Welcome message from co-author Andy Hall.

There's been an explosion in the number of nonprofit news sites, and now you're considering joining this exciting movement.

Here's a word of caution: You won't just be doing journalism. You will be an employer, a manager, a grants writer, a negotiator and sometimes a bookkeeper. You'll have a steep learning curve. But if you decide to go ahead, you'll be in good company: Scores of enthusiastic and dedicated people have gone before you and formed journalism nonprofits that are carrying out good work.


This module sets out to identify the hurdles you'll face and guide you through the process of creating a nonprofit newsroom. Even if you ultimately decide that you want to create a for-profit business, you'll find some useful tips in this module.

In any case, proceed with caution. If you have a job, don't quit it until a solid framework is in place for your new organization. You'll need to draw upon every bit of that planning time -- and adapt to changing conditions -- to start and sustain a nonprofit.

How to use this module:

We've laid out the steps you will need to take to get up and running as a nonprofit news site. We advise that you go in this order, but you can also skip around to pertinent sections.

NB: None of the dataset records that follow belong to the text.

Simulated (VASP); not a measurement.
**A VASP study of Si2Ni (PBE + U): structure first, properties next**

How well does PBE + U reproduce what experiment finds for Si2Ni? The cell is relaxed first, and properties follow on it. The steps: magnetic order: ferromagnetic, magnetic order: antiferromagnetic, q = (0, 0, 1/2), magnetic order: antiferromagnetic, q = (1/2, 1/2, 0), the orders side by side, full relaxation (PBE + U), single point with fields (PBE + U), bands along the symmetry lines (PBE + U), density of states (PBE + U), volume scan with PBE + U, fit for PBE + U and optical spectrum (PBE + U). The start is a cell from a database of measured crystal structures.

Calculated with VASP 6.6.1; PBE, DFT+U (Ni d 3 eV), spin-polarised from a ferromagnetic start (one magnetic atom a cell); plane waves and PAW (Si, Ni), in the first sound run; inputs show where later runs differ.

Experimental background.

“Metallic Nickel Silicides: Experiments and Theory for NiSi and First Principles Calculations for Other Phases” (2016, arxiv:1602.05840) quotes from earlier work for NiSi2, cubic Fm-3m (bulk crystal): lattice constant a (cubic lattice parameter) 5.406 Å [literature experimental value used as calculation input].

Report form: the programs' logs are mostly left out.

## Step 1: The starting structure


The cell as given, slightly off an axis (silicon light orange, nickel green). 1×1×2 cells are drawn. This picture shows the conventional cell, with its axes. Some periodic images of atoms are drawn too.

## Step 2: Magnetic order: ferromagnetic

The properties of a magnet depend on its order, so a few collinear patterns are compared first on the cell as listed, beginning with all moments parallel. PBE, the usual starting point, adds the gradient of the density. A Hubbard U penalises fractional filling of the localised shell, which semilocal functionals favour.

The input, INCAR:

Within the steps are videos from founders and documents provided by a number of nonprofit news sites, in addition to blank forms that you will likely need to fill out. All of this is meant to serve as a resource, and we recommend you seek advice from other people, sometimes professionals, as well.

On the bottom of every page, you'll find a link to get to the next section, and a link to return you to the table of contents. And in Step 12, you'll find additional resources to help once you're ready to go.